Who wants to see Raúl Castro, at nearly 95 years old, wobbling alongside the also "matusalemic" José Ramón Machado Ventura, forcing four or five grimaces into a smile to assure that everything is fine on the march to nowhere?
Who wants to pretend that nothing is happening when Miguel Díaz-Canel, the newly appointed president, arrives in his Adidas sneakers and his asinine eloquence calls on us —his voice trembling— to continue resisting and signing and battling and overcoming for the Homeland (his homeland)?
What kind of encouragement will they use to call us to continue building socialism, or the revolution, or whatever the leadership's constructive plan may suggest, when there are no materials, no builders, and not even the slightest desire to build anything for the children of those who "mock" us?
"No draw attention," the suffering mothers tell us. "Don't let them hear you," they plead, for they know that the regime spares no police dogs or "sanatoriums" like Villa Marista to "cure" any ideological "deviation" from the straight line they have laid out for us.
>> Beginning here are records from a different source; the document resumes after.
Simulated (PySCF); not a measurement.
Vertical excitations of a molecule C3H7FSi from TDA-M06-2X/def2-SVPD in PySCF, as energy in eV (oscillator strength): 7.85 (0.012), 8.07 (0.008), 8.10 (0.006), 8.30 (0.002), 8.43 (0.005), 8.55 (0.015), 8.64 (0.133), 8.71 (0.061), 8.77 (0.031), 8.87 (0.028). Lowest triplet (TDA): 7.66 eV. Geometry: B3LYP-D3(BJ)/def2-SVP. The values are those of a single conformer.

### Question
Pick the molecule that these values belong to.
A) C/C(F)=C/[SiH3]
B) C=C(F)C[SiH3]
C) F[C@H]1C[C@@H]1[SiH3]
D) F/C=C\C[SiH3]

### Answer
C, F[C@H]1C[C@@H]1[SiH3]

But more and more people are branding themselves with the searing iron of protest. And the patrol that ended up flipped over in July 2021, and the pots that have not stopped sounding since then in small towns, streets, and balconies; and the furniture of the Party that burned on the streets of Morón last March, are multiplying in gestures that may seem minimal, but that are cooking up, in the depths of the nation, another natural and definitive march in which the workers will finally scream their true celebration.
So, Caneles and Raúles, Brunos and Lazos, generals and colonels who manipulate us, perhaps their enthusiasm for gracefully waving their little flags will come to an end.